In closing, I must say that I am excited as all fuckles to see the Packers in the Super Bowl. I have grown extremely smitten to the likes of Greg Jennings, James Starks and Jordy Nelson. Their defense makes me wish I didn’t hate defenses so much. For the past few years, they have played like a team with everything to prove. They kicked Brett Favre to the curb and they did so for a reason. A Super Bowl appearance only justifies their claim…

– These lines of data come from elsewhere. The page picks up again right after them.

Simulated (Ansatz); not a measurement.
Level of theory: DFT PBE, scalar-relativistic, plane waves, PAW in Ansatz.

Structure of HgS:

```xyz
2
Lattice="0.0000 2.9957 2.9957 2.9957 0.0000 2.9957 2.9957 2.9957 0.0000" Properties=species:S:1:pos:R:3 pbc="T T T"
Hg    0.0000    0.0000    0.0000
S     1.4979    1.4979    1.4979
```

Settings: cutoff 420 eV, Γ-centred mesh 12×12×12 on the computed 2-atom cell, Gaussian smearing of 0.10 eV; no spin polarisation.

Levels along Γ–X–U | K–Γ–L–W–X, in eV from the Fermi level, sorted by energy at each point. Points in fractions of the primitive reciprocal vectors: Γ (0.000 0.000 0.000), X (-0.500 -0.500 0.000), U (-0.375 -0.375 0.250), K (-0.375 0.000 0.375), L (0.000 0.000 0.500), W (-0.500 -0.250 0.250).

Pittsburgh Steelers 24, New York Jets 19
Just like the preceding game, it appeared as if this one was also decided from the start. Aside from Bart Scott’s Wrestlemania-esque rant last week [which got the personal approval of Hulk Hogan, Randy Savage, TeeCoZee and others], there was no hype surrounding this game whatsoever. And what happens to the Jets when things aren’t hyped up to the max? They lose, that’s what happens. Shame on Rex Ryan for not calling Mike Tomlin a pussy. Shame on Mark Sanchez for not saying “…at least I can get ass consensually”. Shame on Antonio Cromartie for not taking a dump on Hines Ward’s jersey. If only they would have unleashed the great power of hype, the could have stood a chance against the Steel Curtain.

In fact, this game could have easily been won by the Jets if it wasn’t for 2 things:
1) Steelers rushing D = bodacious
2) Jets rushing D = whatthefuckwhointhehellletrashaardmendenhallrushfor121yardsyoufuckingcockstains!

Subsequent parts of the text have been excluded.